A contractor contracts to finish a piece of work in 30 days,
and immediately employs 15 men upon it;
at the end of 24 days the work is only half done.
How many additional men must he employ to fulfill the contract?
Solution: Suggested Solution (Shawn Ingraham, WWU student)
Assume contract is to build 100 things. After 24 days, only 50 are complete, implying an average of 2.08 buildings/day. We can assume each of the 15 men contribute an equal share of the 2.08 buildings/day, or each contributes 2.08/15 = 0.1388 buildings per day per man. To complete the contract, 50 buildings need to be completed in 6 days, or an average needed of 50/6 = 8.33 buildings/day. Since each man can build 0.1388 buildings/day, we solve the equation 8.33 = 0.1388x, where x is the total number of men needed for ther necessary pace. Now, x=60 men, but since 15 men are already hired, contarctor needs to hire an additional 45 men.
Suggested Solution (Tommy Lingbloom, WWU student)

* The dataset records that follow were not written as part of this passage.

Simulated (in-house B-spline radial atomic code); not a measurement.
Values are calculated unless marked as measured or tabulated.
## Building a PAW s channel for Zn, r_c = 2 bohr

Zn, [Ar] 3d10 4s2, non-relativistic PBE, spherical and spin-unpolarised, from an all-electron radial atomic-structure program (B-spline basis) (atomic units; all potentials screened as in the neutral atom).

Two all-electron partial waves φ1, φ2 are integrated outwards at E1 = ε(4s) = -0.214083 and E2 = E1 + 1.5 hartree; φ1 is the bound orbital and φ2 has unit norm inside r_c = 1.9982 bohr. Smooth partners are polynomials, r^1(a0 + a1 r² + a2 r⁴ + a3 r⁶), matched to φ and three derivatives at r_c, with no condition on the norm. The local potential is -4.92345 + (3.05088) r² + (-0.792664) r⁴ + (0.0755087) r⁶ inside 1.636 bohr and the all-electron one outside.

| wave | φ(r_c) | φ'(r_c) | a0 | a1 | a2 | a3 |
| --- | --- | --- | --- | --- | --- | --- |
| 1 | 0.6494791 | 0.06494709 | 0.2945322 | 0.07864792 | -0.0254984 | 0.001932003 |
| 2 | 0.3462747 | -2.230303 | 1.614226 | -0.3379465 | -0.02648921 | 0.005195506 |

Let t1=time passed, t2=time remaining, w1=work completed, w2=work remaining, m1=men used, and m2=men needed. Then we have the combined equation: t1* w1*m1 = t2*w2*m2. [Check units?]. But this means that (24)(1/2)(15)=(6)(1/2)(m2, or that m2=60 men, which is 45 men more than the initial 15 men.
Source: Charles Pendlebury's Arithmetic (London: G. Bell & Son, 1918)